I could not imagine the suffering, or the glee.
From nursery school to kindergarten, and grade, junior and high school, I was a caged fox. Waking up in the morning, getting on the bus, sitting down in homeroom, survival of the fittest during lunch period, staying after school for track and field (where they wanted me to be a pole vaulter) and football (where they wanted me to be a quarterback).
I remember playing hooky with my grandmother taking me ice-skating to Aldrich Arena when I was five and six – in kindergarten. She skated her long blades lap after lap while I skated my hockey stick, passing her lap after lap.
Then her taking me to school – already started and warm – and coming in with all the children sitting around Miss Mockler obediently. My grandmother, who was an old matron who didn’t give a rat’s …, excused my absence, with either a lie (“He was at the doctor”) or straightforwardly (“He was with me”).
In the winter of third grade I became an “advanced” or “high potential” literature student, or reader, which meant that I had to come in early to class a couple days a week to discuss Great Books, one of which was a children’s version of “Beauty and the Beast.” But in my drafty corner bedroom with myself I read “Gentle Ben” and “Big Red,” about a boy and his bear and a boy and his Irish setter.
In the sixth grade after lunch, Mrs. Ryan read “The Outsiders” to the class, and I in my corner desk, and with construction paper and a #2 pencil – would draw pheasants roosting in the snow, and cup-winged bluebills, and cedar trees and a log shack in midwinter.

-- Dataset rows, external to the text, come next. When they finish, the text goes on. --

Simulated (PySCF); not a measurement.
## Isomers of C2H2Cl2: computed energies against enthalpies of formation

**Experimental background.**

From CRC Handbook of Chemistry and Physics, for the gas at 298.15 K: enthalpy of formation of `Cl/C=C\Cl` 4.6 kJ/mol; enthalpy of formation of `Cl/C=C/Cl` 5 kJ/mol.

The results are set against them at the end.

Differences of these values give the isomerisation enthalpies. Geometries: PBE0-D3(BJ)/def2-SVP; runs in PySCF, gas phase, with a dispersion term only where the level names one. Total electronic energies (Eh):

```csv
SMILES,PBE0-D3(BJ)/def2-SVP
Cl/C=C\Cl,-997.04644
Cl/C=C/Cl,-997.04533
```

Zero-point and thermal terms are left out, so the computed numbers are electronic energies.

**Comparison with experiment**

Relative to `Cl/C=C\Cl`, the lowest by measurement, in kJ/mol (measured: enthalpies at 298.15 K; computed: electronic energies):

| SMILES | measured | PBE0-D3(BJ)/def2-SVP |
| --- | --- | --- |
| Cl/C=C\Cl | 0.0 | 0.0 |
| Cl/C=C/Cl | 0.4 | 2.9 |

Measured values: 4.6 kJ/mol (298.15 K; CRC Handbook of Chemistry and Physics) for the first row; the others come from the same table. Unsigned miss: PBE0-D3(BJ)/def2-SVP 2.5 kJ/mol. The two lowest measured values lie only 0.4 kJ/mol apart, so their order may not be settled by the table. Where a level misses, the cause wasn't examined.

My very first class in my first year of high school was French, because I wanted to read Voltaire and Rousseau in the original. My dialogue partner, seated behind me, was a junior girl who already had a baby at home, and who I could not converse with in either French or English. So I turned back to the notebook on my desk and practiced drawing a drake mallard’s head in profile. Until M. Berg came along, down the aisles, listening to and correcting our pronunciation of “Je m’appelle” and “Comment allez-vous?” and stopped me from drawing and daydreaming.
So my life has gone. Distracted in grade school, disappointing at high school, depressed at college, debauched at university. Confused at work, undisciplined for any career. Too brooding and withdrawn and detached for any relationship.
Absolutely obsessed with all things wild, and natural, and cold.